# Magicshine Monteer 6500 ...?



## EFMax (Aug 20, 2008)

Not sure if this has been covered yet but I was interested in any reviews or thoughts - it does look intereseting..










MONTEER 6500 Downhill Bike Front Light - Magicshine


----------



## mb323323 (Aug 1, 2006)

Does Magicshine still exaggerate lumen output. It's been a long time since I've even looked up one of their lights but this is 6500 lumens and a 10500mah battery. That's bright. Even if is was 4k lumens that's gonna be bright!


----------



## Cat-man-do (May 16, 2004)

Wow. That's a nice looking design. Three up top look to provide a massive flood with the two below providing some throw...or so it tends to lead one to believe. I like the look of the outfront bar mount. 

Of course a lot depends on actual output and how the UI works as to whether or not this is a decent lamp. Looks like the three top LED's are Cree XHP-50.2's...lower ones are XML2. With 15 different type of modes I'd have to wonder how easy ( or difficult ) it might be to use the UI. If they had included a wired remote I'd be more impressed. I think a more interesting combination might have been; One XHP-50 in the center with a good flood optic and then two XPL-HI's to the sides for forward throw...and of course with a remote. :thumbsup:


----------



## EFMax (Aug 20, 2008)

The price will be a make or break but what they are showing so far looks good on paper and yeah, even at 4K lumen it is gonna be fun - and in my case I already have a 100w/hr Li Po battery to take care of things..


----------



## EFMax (Aug 20, 2008)

Okay, it has been unofficially hinted that it will be around the $350US mark... as nice as a light as it is, I feel that $350 is a little rich for me..


----------



## Cat-man-do (May 16, 2004)

EFMax said:


> Okay, it has been unofficially hinted that it will be around the $350US mark... as nice as a light as it is, I feel that $350 is a little rich for me..
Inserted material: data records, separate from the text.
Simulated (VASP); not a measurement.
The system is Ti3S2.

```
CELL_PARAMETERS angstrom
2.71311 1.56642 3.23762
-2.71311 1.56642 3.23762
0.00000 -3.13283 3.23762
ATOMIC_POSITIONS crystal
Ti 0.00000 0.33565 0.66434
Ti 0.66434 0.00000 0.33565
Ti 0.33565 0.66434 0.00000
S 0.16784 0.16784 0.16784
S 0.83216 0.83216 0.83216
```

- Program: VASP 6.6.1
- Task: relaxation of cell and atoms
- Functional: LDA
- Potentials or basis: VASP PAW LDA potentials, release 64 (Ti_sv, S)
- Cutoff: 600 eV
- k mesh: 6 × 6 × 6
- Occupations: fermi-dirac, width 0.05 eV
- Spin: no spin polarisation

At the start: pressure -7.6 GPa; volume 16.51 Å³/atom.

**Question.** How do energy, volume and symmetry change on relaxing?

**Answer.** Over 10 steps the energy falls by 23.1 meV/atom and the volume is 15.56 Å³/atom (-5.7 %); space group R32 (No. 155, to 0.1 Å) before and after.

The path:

If it's an actual 6500 lumen it might be worth the $350....maybe. A lot of that would depend though on just how useful the beam pattern and actual output is going to be. With that much output I would almost have to say that there would ( or is ) going to be a big problem with feedback reflective glare. Since the LED's are likely cool white this will exacerbate the problem even more. Too bad they didn't include a, "Hybrid II" mode using only the center top LED and the two lower. Of course if MagicShine once again is over-estimating the lumen outputs as they did on the previous models than perhaps it might not have as much reflective glare as I anticipate. Looking forward to user reviews.


----------



## ledoman (Apr 17, 2012)

Cat-man-do said:


> Wow. That's a nice looking design. Three up top look to provide a massive flood with the two below providing some throw...or so it tends to lead one to believe. I like the look of the outfront bar mount.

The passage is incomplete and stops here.